The closest thing the NHL has to a justice system is the Department of Player Safety who reviews calls and provides punishments to players who break the rules. To the average person, it might seem like the DPS, as it will be abbreviated in the rest of the article, is a nameless conglomerate of people in suits who fine and suspend players for illegal hits and cross-checks. But, there is more to discover behind the scenes.
Reviewing the Game
From the League headquarters in New York City, the DPS watches every single broadcasted NHL game from a video room. The video room consists of 25 high-tech monitors that streams both the home and away broadcast of each game. When a specific play requires further review, the DPS uses editing software to clip the play and all relevant replays. This video is then emailed to the entire Department within minutes for review. This might seem similar to something from the Mission Impossible series but it is imperative to keep the game as fair as possible, with getting as many eyes and opinions on the play.
When what the DPS calls Supplemental Discipline, occurs, it can be assessed even if an official did not call it on the ice. If an on-ice penalty was called, Supplemental Discipline does not have to match the call. It is also possible for more than one rule to have been broken. Injury is taken into account especially in Supplemental Discipline. From Article 18.2 in the Collective Bargaining Agreement between the NHL and the NHLPA, “In deciding on Supplementary Discipline for On-Ice Conduct, the following factors will be taken into account: (a) Whether the conduct is intentional or reckless, and involves the use of excessive and unnecessary force. (b) Injury to the opposing Player(s) involved in the incident. (c) The status of the offender and, specifically, whether the Player has a history of being subject to Supplementary Discipline for On-Ice Conduct in the past. Players who repeatedly violate League Playing Rules will be more severely punished for each new violation. (d) The situation of the game in which the incident occurred, for example: late in the game, lopsided score, prior events in the game, etc.” This is important to understand what factors are considered when assessing Supplementary Discipline and what is likely discussed within the hearings.
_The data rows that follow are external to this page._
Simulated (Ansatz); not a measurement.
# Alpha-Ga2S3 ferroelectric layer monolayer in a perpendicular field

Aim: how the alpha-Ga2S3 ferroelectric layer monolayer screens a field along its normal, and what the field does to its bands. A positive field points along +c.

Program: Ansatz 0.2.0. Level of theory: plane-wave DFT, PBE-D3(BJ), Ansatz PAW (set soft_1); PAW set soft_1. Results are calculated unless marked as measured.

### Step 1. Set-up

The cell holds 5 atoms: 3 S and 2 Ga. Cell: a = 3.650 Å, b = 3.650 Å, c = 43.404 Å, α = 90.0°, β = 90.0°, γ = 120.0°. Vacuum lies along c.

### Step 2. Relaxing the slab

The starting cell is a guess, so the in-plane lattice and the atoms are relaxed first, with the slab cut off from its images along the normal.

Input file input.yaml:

When it comes to Supplemental Discipline, the DPS holds hearings for the offending player to determine an adequate punishment. When first imagining what an NHL hearing is like, you might be quick to imagine a courtroom scene of the offending player begging for forgiveness to nameless people in suits, a battered hockey player sulking in a corner, possibly their lawyers objecting to the judge. But it is unfortunately not this dramatic.
A hearing consists of the offending player, the offending player’s team’s General Manager, members of the NHLPA, the offending player’s agent, as well as senior members of the DPS. The purpose of a hearing is to interview the player and his representatives about the play in question. No decision on Supplemental Discipline is made until the player is given the opportunity to explain his actions. If the DPS determines that any Supplemental Discipline from an infraction will result in five games or less or a fine of more than $5,000, the hearing is conducted by phone. If the infraction might require a suspension of 6 games or more, the offending player is offered the opportunity to an in-person hearing. In this case, the player remains suspended until the hearing takes place. If the player waives his right to an in-person hearing, the hearing will be conducted by phone. So taking this into account, we can assume that the majority of player hearings takes place by phone as it is rare for a player to receive a suspension higher than 2 games or a fine higher than $5,000 which seems to be the league standard.
However, it is not outrageous to see Repeat Offenders, as they are called, to receive very large fines and double-digit game suspensions. Most notably of which was a $1.2 million fine and a 20-game suspension given to Washington Capital Tom Wilson in 2018 for his illegal head-check to St. Louis Blues forward Oskar Sundqvist. The NHL cited Wilson’s “unprecedented frequency of suspensions in the history of the Department of Player Safety” for justification of the length of the 20-game suspension, which was tied for the eighth-longest ever in league history.
A player is considered a Repeat Offender for 18 months following his most recent incident that resulted in a suspension. His status as a Repeat Offender is used to determine the amount of salary he is forfeited should he receive another suspension. It is also important to note, however, that even if a player is not defined as a Repeat Offender, his past history may come into consideration when determining future Supplemental Discipline.
Non-repeat offenders lose or forfeit their salary based on the number of days in the season. For example, if there are 190 days in a season, a three game suspension would cost a non-repeat offender 3/190ths of his average salary. Repeat offenders lose salary based on the number of games in a season (82). For example, a three game suspension would cost a repeat offender 3/82nds of his average salary.
Players may be fined up to 50% of one day’s average salary without exceeding $10,000 for the first fine and $15,000 for any subsequent fines within a 12 month calendar period. When a player is fined, the money they forfeit goes into the NHL Players’ Emergency Assistance Fund. The fund assists players and their families with mental health, substance abuse, financial issues, and other matters most notably helping alumni of the NHL. So it can be safe to say that the money goes to a good cause.